In the meantime, here’s the picture that I took of him late at night in artificial lighting on the night that I finished the piece. It’s not the best photograph, but I intend to take a better one with an upgraded camera once it gets back from the framer. Since most of the beauty of the piece is in the fire-like glimmer of light movement over the variety of metals angled differently to one another, I will also take a video and post that at a later date.

smaug2

And here is a picture of me nearly at the end of the laborious task of stitching 200 Swarovski ‘pearls’ and more than 300 gilt spangles (I lost count).

Smaugcoapic1

I tend to call the piece ‘He’ rather than ‘it’ in a term of slight endearment and respect, as, having worked on him for 5 months, we got a little close! He’s constructed in pure silk (soie de Paris), Japanese gold, gilt and silver passing threads, metallic yarn, gilt spangles and Swarovski ‘pearls’ on a ground fabric of cotton broadcloth stabilised with canvas. I ‘auditioned’ some linen prior to starting and ultimately preferred the broadcloth for various reasons. The stitch techniques used are split stitch, couching, padding and bead appliqué.

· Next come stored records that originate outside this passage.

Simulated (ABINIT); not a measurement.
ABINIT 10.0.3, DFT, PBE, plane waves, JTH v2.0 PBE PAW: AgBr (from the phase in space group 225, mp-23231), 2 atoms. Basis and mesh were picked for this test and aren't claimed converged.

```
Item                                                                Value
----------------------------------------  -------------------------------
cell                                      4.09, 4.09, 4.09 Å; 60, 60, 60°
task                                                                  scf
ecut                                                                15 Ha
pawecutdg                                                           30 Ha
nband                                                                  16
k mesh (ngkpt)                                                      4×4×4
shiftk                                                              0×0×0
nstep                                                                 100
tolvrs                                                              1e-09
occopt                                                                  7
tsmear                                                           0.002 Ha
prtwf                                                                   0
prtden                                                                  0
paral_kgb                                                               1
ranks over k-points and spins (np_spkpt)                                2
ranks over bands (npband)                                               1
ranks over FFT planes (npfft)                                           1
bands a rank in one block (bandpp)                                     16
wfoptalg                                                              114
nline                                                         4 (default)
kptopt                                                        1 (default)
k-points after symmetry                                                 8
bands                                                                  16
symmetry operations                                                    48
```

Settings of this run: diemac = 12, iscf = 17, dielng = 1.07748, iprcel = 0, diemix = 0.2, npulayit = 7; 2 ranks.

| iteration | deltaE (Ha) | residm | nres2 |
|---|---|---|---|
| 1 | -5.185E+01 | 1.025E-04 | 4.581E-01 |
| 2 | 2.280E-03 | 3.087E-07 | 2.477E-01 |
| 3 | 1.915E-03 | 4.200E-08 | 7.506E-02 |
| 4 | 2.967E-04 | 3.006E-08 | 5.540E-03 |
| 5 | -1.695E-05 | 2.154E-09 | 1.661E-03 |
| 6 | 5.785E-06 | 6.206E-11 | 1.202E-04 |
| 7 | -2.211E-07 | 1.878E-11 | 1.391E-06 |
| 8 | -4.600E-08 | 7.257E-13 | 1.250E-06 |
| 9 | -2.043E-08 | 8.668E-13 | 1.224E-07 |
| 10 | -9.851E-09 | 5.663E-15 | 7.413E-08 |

Last, but by no means least, I was recently interviewed by the Middle Earth News and interested folks may see the article at Middle Earth News interview

Exciting Times

Three of my pieces: Gandalf, Grail Knight and The Two Trees will be exhibited for the first time this weekend in Giclee print form at Oxonmoot in England. Oxonmoot is the annual gathering of the Tolkien Society and an event that I intend to attend next year for the first time.

The prints were almost literally hot from the press (or the drum in the case of Giclee) and were the very first prints from the first edition run of these pieces. They were delivered _just_ in time for me to send them to England by UPS courier, where they arrived on Tuesday. There may have been some squeaking in my household due to relief at the fact that the timing worked out in the end! I owe serious thanks to some people, who will be rightly recognised on my official website.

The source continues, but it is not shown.